A few years ago, when I was having dinner in a restaurant with my wife, I got up to go to the rest room, which was at the end of a long corridor. A slightly stooped, grey-haired old man was coming toward me, and I moved to one side to let him pass. He moved to the same side. I moved again, and so did he. I hesitated and thought, “Why can’t this old fart just pass me?” Then I realized that I was trying to dodge my own reflection in a mirror.
I belong to that generation of pre-baby boomers that is now well past middle age. I am close enough to the actual baby boomers to have had many of the same cultural influences, but I was fortunate to be part of what demographers call a small birth cohort. We had a relatively easy time of it—small classes in school and not much competition for jobs. We entered an expanding labour market at a time when the words “global” and “economy” rarely if ever appeared in the same sentence.
Along with the baby boomers, we have by now taken buy-outs and early-retirement packages to make way for a generation that has grown accustomed to fierce competition for fewer actual jobs, contract work, and few benefits.
The fortunate of the fortunate among the baby boomers who have inherited or stand to inherit a bundle from parents made frugal and fiscally wise by the Great Depression may survive even the eventual collapse of pension funds. Given greatly increased longevity, though, some heirs may have to wait a long time for their inheritance, which probably explains the current interest in assisted death.
Some of us who entered the middle class thanks to the gains of the labour movement and the benefits of the welfare state may find ourselves slipping out of it in retirement. Our children with their contract work and meager benefits will be hard-pressed to care for us.
In the face of these grim demographic and economic realities, it is hardly surprising that the political scene in the U.S., the advanced country with the flimsiest safety net, is beginning to turn ugly. The collapse of the pseudo-socialist states of the old communist bloc long ago ensured the rise of right-wing populism but is now far enough in the past to allow for a competing left-wing populism.

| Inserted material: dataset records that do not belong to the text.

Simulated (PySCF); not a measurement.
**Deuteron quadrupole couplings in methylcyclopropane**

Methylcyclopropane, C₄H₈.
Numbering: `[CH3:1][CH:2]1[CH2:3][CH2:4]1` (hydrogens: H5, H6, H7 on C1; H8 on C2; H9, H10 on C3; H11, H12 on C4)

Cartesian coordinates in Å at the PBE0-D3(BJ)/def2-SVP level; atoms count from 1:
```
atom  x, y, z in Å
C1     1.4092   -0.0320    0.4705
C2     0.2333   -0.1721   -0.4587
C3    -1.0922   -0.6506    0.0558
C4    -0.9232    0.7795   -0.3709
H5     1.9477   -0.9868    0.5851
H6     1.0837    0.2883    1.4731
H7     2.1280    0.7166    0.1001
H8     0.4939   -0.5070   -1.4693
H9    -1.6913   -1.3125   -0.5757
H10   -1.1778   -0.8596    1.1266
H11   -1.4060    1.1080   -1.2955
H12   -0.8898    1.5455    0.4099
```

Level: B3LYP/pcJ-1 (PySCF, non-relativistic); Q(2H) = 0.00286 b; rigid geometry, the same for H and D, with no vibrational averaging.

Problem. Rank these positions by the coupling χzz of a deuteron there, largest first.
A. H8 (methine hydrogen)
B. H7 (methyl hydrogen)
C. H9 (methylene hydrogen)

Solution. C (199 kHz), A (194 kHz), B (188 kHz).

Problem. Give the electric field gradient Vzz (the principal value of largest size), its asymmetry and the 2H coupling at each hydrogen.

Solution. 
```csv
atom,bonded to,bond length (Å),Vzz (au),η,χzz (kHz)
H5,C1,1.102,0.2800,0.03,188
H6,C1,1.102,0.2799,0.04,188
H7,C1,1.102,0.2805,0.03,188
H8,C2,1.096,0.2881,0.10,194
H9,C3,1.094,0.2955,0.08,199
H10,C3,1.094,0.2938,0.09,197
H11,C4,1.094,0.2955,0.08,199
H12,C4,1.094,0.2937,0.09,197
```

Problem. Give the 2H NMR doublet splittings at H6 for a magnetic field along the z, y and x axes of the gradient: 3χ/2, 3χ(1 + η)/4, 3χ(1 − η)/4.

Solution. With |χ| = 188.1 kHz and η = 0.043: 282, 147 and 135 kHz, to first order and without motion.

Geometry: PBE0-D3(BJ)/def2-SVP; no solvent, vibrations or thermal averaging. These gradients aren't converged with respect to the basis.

Both Donald Trump and Bernie Sanders are tapping into a deep angst in the American population. Donald Trump presents himself as the great leader who will fix everything and “make America great again” and, perhaps not incidentally, more white again by deporting millions of illegal Mexicans. Bernie Sanders stresses that by himself he can do nothing and calls for a revolution, by which he means millions of Americans standing with him to demand that the billionaire class relinquish its strangle hold on the economy.
To me, it does seem like a clash between fascism and socialism. But, then, I really am the old fart in the mirror.